Peck, F., & Matassa, M. (2012). Beyond “rise over run”. RME in the classroom. Workshop at ICME-12, Seoul, South Korea. Retrieved from http://rmeintheclassroom.blogspot.com/2012/07/icme-12-workshop-and-sharing-group-on.html

Stump, S. L. (1999). Secondary mathematics teachers’ knowledge of slope. Mathematics Education Research Journal, 11(2), 124–144. Retrieved from http://www.springerlink.com/index/R422558466765681.pdf

Stump, S. L. (2001). High school precalculus students’ understanding of slope as measure. School Science and Mathematics, 101(2), 81–89. doi:10.1111/j.1949-8594.2001.tb18009.x

NCTM Denver 2013: Fennell and Wray's Math Specialists Get Ready Now: Common Core Assessments Are Coming

Annual Meeting - Friday, April 19, 3:30 pm

Francis (Skip) Fennell - NCTM Past President; McDaniel College, Westminster, Maryland
Jon Wray - NCTM Board of Directors; Howard County Public Schools, Ellicott City, Maryland

Skip Fennell, Jon Wray, and Beth Kobett (who was absent for this presentation) are the leads on ems&tl, the Elementary Mathematics Specialists & Teacher Leaders Project. As the name implies, the focus here is on supporting math specialists, such as district-level curriculum directors, instructional coaches, and anyone who is in a position to support mathematics teachers.

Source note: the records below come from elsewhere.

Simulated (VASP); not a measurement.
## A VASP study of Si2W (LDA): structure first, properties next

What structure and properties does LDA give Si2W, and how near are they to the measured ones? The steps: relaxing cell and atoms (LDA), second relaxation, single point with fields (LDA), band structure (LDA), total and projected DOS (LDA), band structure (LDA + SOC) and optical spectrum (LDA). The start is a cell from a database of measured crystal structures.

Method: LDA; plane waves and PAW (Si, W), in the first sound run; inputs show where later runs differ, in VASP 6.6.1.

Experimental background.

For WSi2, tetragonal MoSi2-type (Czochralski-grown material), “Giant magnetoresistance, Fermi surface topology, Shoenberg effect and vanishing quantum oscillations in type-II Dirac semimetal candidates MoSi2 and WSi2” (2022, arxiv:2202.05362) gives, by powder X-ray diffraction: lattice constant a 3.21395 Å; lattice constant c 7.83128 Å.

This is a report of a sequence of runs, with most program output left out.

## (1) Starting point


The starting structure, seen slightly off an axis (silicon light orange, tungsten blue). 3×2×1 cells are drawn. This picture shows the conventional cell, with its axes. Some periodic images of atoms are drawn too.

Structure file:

For this presentation, Fennell and Wray looked at the upcoming Common Core assessments, PARCC and Smarter Balanced (SB), and suggested ways math specialists can help teachers prepare for the tests.

Francis (Skip) Fennell

The challenge Fennell and Wray presented was essentially to focus on the upcoming assessments and respect the influence they will have on curriculum and instruction, without focusing too narrowly on the assessments and cause instruction and learning to suffer. This means, for example, not turning classroom practice into test prep, and using sample items from both PARCC and SB wisely.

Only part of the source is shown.